Convicted murderer Zwelethu Mthethwa CREDIT: Adrian de Kock Convicted murderer Zwelethu Mthethwa CREDIT: Adrian de Kock
Western Cape High Court Judge Patricia de Lille accepted CCTV footage as the “silent witness” in the murder of 23-year-old sex worker Nokuphila Kumalo.
Internationally acclaimed artist, Zwelethu Mthethwa, was on Thursday found guilty of the April 14, 2013, killing in the early hours of the morning in Ravenscraig Road, Woodstock.
He will immediately swap his suit for prison overalls as desperate attempts by his defence lawyer, William Booth, to convince the court to extend his R100 000 bail until sentencing, failed.
Since his arrest in May 2013, Mthethwa has claimed he could not recall what happened. All he could remember was that he was at The Corner Lounge in Gugulethu on the afternoon of April 13 where he paid for R2 016 worth of alcohol.
He denied any involvement in the murder.
CCTV footage captured the assault, however, and the State contended that Mthethwa was both the driver of the Porsche seen pulling over in Ravenscraig Road and the kicker attacking Kumalo.
Goliath accepted the CCTV footage as “unimpeachable” and found that such visuals had become “crucial in collecting evidence and finding the truth in criminal cases”.
While she said the case had been based largely on circumstantial evidence, she had weighed up all the factors “holistically”.

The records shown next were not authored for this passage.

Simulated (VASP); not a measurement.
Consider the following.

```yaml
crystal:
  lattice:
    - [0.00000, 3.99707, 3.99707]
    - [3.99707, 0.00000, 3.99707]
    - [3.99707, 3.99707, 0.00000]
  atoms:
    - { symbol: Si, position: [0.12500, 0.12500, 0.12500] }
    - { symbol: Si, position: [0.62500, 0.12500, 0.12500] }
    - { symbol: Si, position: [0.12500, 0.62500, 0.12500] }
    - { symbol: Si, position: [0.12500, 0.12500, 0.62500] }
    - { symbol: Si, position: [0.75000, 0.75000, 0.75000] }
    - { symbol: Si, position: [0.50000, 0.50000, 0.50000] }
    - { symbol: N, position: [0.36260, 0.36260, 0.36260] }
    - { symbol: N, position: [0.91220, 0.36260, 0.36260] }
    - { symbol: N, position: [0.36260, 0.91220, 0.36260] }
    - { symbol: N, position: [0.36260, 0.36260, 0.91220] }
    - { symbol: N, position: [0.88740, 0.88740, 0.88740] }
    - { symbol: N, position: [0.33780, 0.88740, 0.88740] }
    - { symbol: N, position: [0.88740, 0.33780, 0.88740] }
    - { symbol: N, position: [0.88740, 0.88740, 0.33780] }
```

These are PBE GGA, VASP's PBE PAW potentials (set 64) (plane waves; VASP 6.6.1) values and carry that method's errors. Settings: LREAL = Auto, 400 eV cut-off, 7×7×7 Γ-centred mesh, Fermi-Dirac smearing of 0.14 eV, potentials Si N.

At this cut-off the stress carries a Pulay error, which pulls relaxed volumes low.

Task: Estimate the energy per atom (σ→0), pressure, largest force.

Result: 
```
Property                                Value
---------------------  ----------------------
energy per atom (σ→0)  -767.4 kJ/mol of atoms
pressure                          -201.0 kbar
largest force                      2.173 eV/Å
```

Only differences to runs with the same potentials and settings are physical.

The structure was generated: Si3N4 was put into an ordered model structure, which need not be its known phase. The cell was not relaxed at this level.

The CCTV footage of the attack on Kumalo showed a man repeatedly kicking, with booted feet, and beating the “petite woman, who weighed nearly 46 kilogrammes”.
There were 23 seconds where the man and an unidentified woman could not be seen. Goliath said the woman added a few kicks to Kumalo’s head while the man delivered “powerful stomping action” and “repetitive blows” to Kumalo’s body which appeared motionless.
During the trial, the forensic pathologist who performed the post mortem on Kumalo’s body, Dr Linda Liebenberg, testified that Kumalo died from blunt force trauma and a severely lacerated liver which would have caused massive internal bleeding.
The liver had been “virtually torn in half”.
The defence had attacked the authenticity of the footage, but the court found that it failed to show that the footage had been manipulated or tampered with and “conclusively accepted it as evidence”.
Goliath also found that the defence’s hypothesis that the kicker had been running from danger when he came onto screen was “far fetched”.
She said there was a “marked resemblance in the height of the kicker and driver”.
Goliath also rejected the evidence of defence witness, Dr Toviah Zabow, who was called at the eleventh hour to testify about Mthethwa’s memory lapse.
“Dr Zabow conceded that his psychiatric opinion was based on what he had been told by the accused.”
She said he had not been able to justify any psychiatric basis for Mthethwa’s lack of recall and further, the fact that Mthethwa elected not to testify, rendered Zabow’s evidence of “no value”.
“There is direct evidence of the accused’s car being at the scene, and the similarities between the assailant and accused are remarkable. The only reasonable inference to be drawn is that the driver was the assailant.”
Tracker evidence had shown that the car parked in Ravenscraig Road during the six-minute attack was Mthethwa’s.
Goliath rejected the defence’s version that the driver and kicker were two different people and found Mthethwa guilty of murder with intent in the form of “dolus eventualis”, as he foresaw that the consequences of his actions could result in Kumalo’s death.
Mthethwa could be seen conferring with his lawyer after court adjourned, before journalists were ordered out of the court room and police officials entered to take the convicted murderer to prison where he will spend his first night behind bars.
Sentencing proceedings have been set down for March 29.